### Hugh Douglas Gray

**Name:** Hugh Douglas Gray

**City:** First Judicial Division

**District:** 6

**Occupation:** Businessman, Government Administrator

**Born: **June 12, 1908 - Montana

**Death: **January, 1980 - Kirkland, Washington

**Burial Location: **Ashes scattered at Lena Point near Juneau

**Alaska Resident:** 1912-?

**Convention Posts:**

- Member, Committee on Suffrage, Elections and Apportionment
- Member, Committee on Resolutions and Recommendations
- Member, Advisory Committee on Committees

**Quote from the Constitutional Convention:**

GRAY: The example I used was Sitka and Juneau, and following the report we received from the census, Sitka had 4,148 and Juneau had 7,116. I think you will find those figures on that board there. Now what we have here, if we have one representative from Sitka and three from Juneau, Juneau has three times the representation as Sitka has, and they do not have twice as much population. Obviously unfair. So we give Sitka two representatives and Juneau two representatives. And now Sitka with only 4,000 population has the same representation as Juneau. Still unfair. And so the question is on differences, and getting to the fine point, which one is the most unfair. They are both unfair. Both propositions are unfair. It's a question of which has the greatest error. As long as you're handling mathematical figures and leaving the moral aspects out, it can be solved by mathematics, and take the difference and divide by the smaller, and you get a percentage of error. Take the other way around, and take the difference and divide by the smaller and you get your percentage of error, and of course, the assignment with the smaller error must therefore be the most fair distribution. Well, we'll go back and do it the other way first (indicating figures on blackboard) with this one, and that one -- bringing. this representation down to per representative, you have 4,148, and three into seven... And so you have 1,776. So 1,776 is the absolute error. Now we tried to tell you the other day that they found I could use absolute error, but we found out by advice from the experts that percentage of error is a finer distinction than the relative error. So we take the 1,776 and we divide it by the smaller number, and I get 74 per cent error.

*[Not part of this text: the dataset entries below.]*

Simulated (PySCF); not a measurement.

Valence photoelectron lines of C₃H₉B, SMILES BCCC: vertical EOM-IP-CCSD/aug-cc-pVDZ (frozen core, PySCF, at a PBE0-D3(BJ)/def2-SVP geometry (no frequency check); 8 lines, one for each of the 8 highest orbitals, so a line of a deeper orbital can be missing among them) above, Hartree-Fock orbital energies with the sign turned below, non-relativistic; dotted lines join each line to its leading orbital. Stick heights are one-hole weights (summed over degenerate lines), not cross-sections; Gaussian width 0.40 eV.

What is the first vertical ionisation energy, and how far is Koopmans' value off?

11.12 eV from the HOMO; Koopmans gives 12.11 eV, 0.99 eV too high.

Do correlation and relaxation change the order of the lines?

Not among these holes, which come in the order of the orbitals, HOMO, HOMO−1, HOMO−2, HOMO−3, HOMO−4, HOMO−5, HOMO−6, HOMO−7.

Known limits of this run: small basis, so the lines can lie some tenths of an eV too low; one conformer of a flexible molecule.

HELLENTHAL: In other words that it might be off somewhat from true philosophical niceties, but it isn't mathematical error?

GRAY: No, it's an error in relative position. If these two figures were the same, it would be zero, and it's a question of relative fairness. If these two figures were the same, it would be absolutely fair. As long as you have one representative representing 4,140 and one representative for 2,372, the difference in representation, the relative difference is one representative is representing 1,736 more than the other, and you just work it down to percentage. So if you establish the one at 74 per cent, now we'll use the other figures here (computing figures on blackboard). It gives a difference of 1,484. Take your 1,484 and divide it into these smaller numbers 2,074, and you come out with a 71 per cent difference. The other one was 74; this is 71. The error in representation was larger than the other, this being smaller. this must be the more nearly fair of the two.

LONDBORG: Mr. President, may I ask a question of Professor Gray? Aren't the two numbers reversed? The 2,074 should be divided into the 1,484?

GRAY: Correct.

(Laughter by the Convention)

GRAY: The answer came out the same. The idea is to come up with the right answer no matter how it's done. Anyone else that wishes to multiply with me may.

(Laughter by the Convention)

-Delegates Douglas Gray, John Hellenthal and Maynard Londborg, Day 50 of the Constitutional Convention, discussing the mathematical intricacies of developing an electoral apprortionment system

**Education:** United States Naval Academy, University of Washington

**Public Offices and Organizations:**

- US Game Warden - 1936-42
- Territorial House of Representatives - 1957-59
- State House of Representatives - 1959-61